Joseph residents weigh in on street repair

Published 4:37 am Saturday, January 17, 2015

S.F. Tool/Chieftain Mayor Dennis Sands (standing) leans forward to listen to an audience member's comment regarding the funding of Joseph street repair.

JOSEPH – Nearly 25 Joseph residents attended a Jan. 15 town hall meeting to offer the city council their opinions and solutions addressing the city’s street repair quandary.

The council, Mayor Dennis Sands, and Brad Baird, president of Anderson Perry & Associates, the engineering firm that created the proposals already under consideration, listened, answered questions and took notes from citizens whose demeanors ranged from congenial to nearly hostile.

Sands opened the meeting with a rundown of the city’s preferred alternatives of funding the street repair through either a property tax increase or a transportation utility fee.

While a transportation utility fee, which would amount to approximately $14 per month added to the sewer/water bill of Joseph residents, gained some traction within the audience, others complained that those who owned lots without hookups would escape the fee. The council offered to investigate the possibility of collecting fees retroactively.

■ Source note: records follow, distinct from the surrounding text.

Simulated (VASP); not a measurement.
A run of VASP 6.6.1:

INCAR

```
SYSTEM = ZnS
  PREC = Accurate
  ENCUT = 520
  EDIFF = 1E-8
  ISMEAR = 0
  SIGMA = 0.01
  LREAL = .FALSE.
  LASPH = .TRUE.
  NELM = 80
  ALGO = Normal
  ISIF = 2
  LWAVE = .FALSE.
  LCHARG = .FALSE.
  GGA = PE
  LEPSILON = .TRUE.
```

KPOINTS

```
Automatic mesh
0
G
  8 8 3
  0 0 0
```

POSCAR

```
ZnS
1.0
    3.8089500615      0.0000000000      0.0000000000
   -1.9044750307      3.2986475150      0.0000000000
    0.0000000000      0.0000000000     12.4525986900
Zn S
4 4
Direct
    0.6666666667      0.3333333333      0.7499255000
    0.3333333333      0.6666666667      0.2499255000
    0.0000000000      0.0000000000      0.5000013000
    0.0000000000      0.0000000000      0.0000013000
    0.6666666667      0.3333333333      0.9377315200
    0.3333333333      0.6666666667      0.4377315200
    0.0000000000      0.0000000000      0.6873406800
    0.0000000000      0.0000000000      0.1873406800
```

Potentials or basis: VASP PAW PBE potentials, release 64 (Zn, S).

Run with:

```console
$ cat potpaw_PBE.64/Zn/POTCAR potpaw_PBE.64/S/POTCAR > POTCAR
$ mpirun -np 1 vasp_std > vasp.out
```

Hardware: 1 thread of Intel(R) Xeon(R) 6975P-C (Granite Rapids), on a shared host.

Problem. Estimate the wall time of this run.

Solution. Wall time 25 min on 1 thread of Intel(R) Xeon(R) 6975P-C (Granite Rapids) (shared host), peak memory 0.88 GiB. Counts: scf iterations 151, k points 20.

The transportation utility fee is, in fact, the $1.2 million bottom rung of three alternatives to repair the streets. The other alternatives include a $2.55 million street repair bond levy that voters torpedoed and sank in November, and a $4.2 million comprehensive repair plan with unidentified funding.

Town hall attendees proposed a number of alternatives, one calling for the city to purchase the road repair equipment and performing the work itself, and then selling the equipment after the project ended. Baird proposed the city establish talks with the Wallowa County Road Department to minimize the repair costs.

Several citizens asked how the streets got into their present state of disrepair. Others said they suspected the city council and business owners wanted to fix the streets at the expense of Joseph citizens for the benefit of tourists. Council member and The Embers Brew House owner Teresa Sajonia replied that most businesses are on Main Street, which is a highway maintained by the Oregon Department of Transportation.

The idea of a city sales tax, similar to Ashland’s, also went down in flames. The kicker to the meeting: An informal poll of audience members conducted by the city council indicated nearly half of the forum’s attendees didn’t see any need to repair the streets at all.

The meeting concluded in a manner similar to previous forums on the subject: with little consensus on a clear direction for the city to take. However, several attendees saw positive aspects to the forum.

Newly elected city council member, Rodd Clark, said he felt encouraged by the attendance numbers and the number of citizens proposing ideas and speaking up. He also said the council needed to get a formal proposal of the transportation utility fee together by March to get it placed on the May ballot.

Clark said the possibility remained that if the council got a clear and positive consensus from citizens supporting implementation of the transportation utility fee, the council could implement it without going to the expense of a ballot proposal.

Joseph resident Lem McBurney said he thought the meeting went well – with some reservations. “These people (the council), who aren’t getting paid, are trying to solve a problem people are complaining about. I think they need to come up with a one-page outline ‘Here’s alternative one, boom, boom, boom,’” McBurney said. “I wish people were a little more informed, so they could bring some more solutions with them – the city council is asking for solutions, and I don’t think people understand that,” McBurney added.

Tyler Evans, also of Joseph, said the issue he has with the proposal is a lack of vision. “I want to see a vision of the city and what it’s going to look like in 10 or 20 years. We hired Anderson Perry, who gave us three options to choose from and we figure out how to pay for it, but we’re not figuring out what we want our city to look like. If you share a vision for the city, people can get behind that and vote toward that benefit.”